Tuesday, November 9, 2010

Day 56 (170km): Breakfast with Fuego

We had hatched a plan to avoid Guatemala City, because major cities aren't our thing. Executing the plan seemed to be the tricky part and the end result wasn't for the faint of heart.

Nothing beats cooking up a delicious breakfast made with ingredients purchased at the local market. As you sit eating breakfast Fuego, a nearby Volcano, puffs a bit of ash for your entertainment. That's pretty much how our morning went. Again I can't say how happy I am with the climate in Guatemala so far. Packing up the tent and getting ready to leave was a cake walk compared to some of our mornings on the Pacific Coast or even the Chiapas jungle in Mexico. 
Fuego puffing out some ash
It's always fun navigating in Latin America. Just because it looks simple on the map, does not mean it will be easy. I made it out of Antigua without making a fool of myself dropping my bike on the uneven cobblestone roads. It's very difficult following a slow moving vehicle though. I prefer to maintain a slightly faster speed. But anyways, I survived.

It took us quite some time and several u-turns to find RN-5 from Antigua. In the end it was a tiny little side road off of the HWY to Chimaltenango. The angle it connected with the HWY was probably 30 degrees. A little tricky to negotiate. And that wasn't the first turnoff at that angle we found today. We continued to ask directions and make our way towards RN-5. Eventually I saw a sign at the side of the road saying we were on RN-5 so we rejoined, confident we were going the right way.

All of a sudden we were no longer on RN-5. We were somehow on RN-18. How did that happen? We didn't discover this error until we stopped for a lunchtime snack and looked at our map. Hmmm.... We were actually traveling a tiny dashed line on our map: a seasonal track. We were advised by a local that we could continue the way we were heading and still make it to Salama. The only issue: road construction. No idea when traffic would be let through. Okay, this could be a problem. Apparently not. Bikes could squeeze through the front porch of a ladies house just above the road. It was a steep driveway to get up and then back down. The bikes JUST squeezed through her front porch. 
We were on the road to Pachalum and things were looking good. The road was sketchy of course, but at least we were moving. When we got to Pachalum and were planning on heading back to RN-5 we were told by a policeman that the road was closed. He told us there was an alternate road through Cubulco. He said that it was only 30min to Cubulco on a good but unpaved road and then after that it was paved. Well I guess that's better than turning back.

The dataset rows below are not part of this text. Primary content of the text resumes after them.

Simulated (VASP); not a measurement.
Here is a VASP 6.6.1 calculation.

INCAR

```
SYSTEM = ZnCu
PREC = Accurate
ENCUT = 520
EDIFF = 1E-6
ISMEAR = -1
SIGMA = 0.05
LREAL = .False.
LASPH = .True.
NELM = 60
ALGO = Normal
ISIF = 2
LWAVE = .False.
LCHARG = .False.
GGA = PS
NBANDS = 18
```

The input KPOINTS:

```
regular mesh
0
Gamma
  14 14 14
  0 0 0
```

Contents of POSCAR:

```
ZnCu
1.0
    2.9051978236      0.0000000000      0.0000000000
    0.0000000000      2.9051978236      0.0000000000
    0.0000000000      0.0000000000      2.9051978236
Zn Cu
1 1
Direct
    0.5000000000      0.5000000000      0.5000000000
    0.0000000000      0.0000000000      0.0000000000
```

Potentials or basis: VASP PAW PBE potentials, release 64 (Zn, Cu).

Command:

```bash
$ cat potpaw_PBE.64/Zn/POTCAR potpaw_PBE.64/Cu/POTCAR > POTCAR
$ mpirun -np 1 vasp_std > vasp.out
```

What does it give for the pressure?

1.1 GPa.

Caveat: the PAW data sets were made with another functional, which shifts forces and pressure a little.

The road to Cubulco was very steep and seemed to just keep climbing up into the mountains. There were some downhill sections but mostly uphill. I would guess that we had a positive net elevation change. Thankfully it was dry because it was very rough in sections and quite steep. About 30min into the journey we stopped at a Pueblo to make sure we were going the right way. A passerby informed us that it was 90min to Cubulco from there. What?!?! So on we went in the direction of Cubulco. Some sections of the road were made with concrete (presumably they get too rough when it rains). It was a little hairy negotiating tight corners while trying to stay on the concrete tire track. The road was not very wide (in reality it was only suitable for 1 way traffic) so I was a little shocked when I saw a yellow school bus approaching. YIKES! We got very strange looks from locals we passed. I'm guessing we are the first North American adventure riders to come through because it was a little off the beaten track. To illustrate my point: we stopped to ask a group of ladies which way to go. The older lady (the only one who replied) seemed angry, but she gave us directions though she didn't stop walking. Her and her friend pretty much fled the scene after she gestured which way we needed to go and we saw them running down the hill. Are we that scary? Come on, we're Canadian. Eventually we arrived in Cubulco safe and sound and feeling a bit more adventurous. In the end (including asking for directions and taking pictures) the dirt road probably took us 120min. 
Up, up, up and then down, down, down
Not sure which way to go

YAY! We made it.
Back on tarmac we made our way to Salama for the evening. We found a nice little hotel near the plaza. I guess you never know how your day is going to turn out.